Boeing is working to have all of its major manufacturing facilities certified to the ISO 14001 standard by the end of 2008. ISO 14001 is considered a global benchmark of an organization's commitment to understand and continuously improve its environmental performance.
Independent auditors from Det Norske Veritas, an accredited certification body of quality, environmental and safety management systems, audited the Long Beach site Sept. 15-18 to ensure an established environmental management system exists and that employees understand their roles in protecting the environment.
'This certification shows that we are truly committed to protecting the environment and doing everything we can -- as individuals and as a company -- to make a difference,' said Jean Chamberlin, vice president and general manager of Global Mobility Systems and Long Beach site leader. 'We are committed to reducing pollution and waste through our efforts to increase recycling and making our energy use more efficient. This is a proud day.'
The Long Beach site was commended for eight noteworthy efforts during the audit, including high praise for an Earth Day event that helped employees learn how to conserve energy and care for the environment.
Long Beach joins Exmouth, Australia; Everett, Wash.; Portland, Ore., Salt Lake City and San Antonio as Boeing sites that already have achieved ISO 14001 certification.
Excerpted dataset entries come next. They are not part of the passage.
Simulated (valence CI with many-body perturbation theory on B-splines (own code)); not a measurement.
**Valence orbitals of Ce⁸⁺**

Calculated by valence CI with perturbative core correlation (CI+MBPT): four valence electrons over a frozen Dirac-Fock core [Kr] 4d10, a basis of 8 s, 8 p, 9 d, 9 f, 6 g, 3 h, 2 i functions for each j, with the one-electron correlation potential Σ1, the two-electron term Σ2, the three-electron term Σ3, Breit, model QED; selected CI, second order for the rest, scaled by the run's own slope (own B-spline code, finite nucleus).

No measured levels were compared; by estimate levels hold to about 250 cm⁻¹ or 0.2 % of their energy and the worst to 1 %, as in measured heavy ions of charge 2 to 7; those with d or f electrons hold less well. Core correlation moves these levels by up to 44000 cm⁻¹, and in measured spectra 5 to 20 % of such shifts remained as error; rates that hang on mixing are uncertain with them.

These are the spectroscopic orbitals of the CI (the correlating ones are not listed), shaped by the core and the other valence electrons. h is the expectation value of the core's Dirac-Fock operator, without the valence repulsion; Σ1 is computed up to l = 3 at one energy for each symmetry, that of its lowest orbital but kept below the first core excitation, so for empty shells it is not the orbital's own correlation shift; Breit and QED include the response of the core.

The Boeing Company is committed to pioneering environmentally progressive technology and relentlessly reducing its environmental footprint. Since the introduction of the first Boeing jetliner, airplane emissions of carbon dioxide have been reduced by around 70 percent and noise footprints have been reduced by approximately 90 percent. Boeing targets improving fuel efficiency and reducing carbon dioxide emissions of each new generation of commercial airplane by at least 15 percent compared with the airplanes they replace. Boeing has set aggressive targets to increase solid-waste-recycling rates and energy efficiency by 25 percent and to reduce greenhouse-gas emissions intensity by 25 percent at its major manufacturing facilities by 2012, with a comparable goal for hazardous-waste reduction.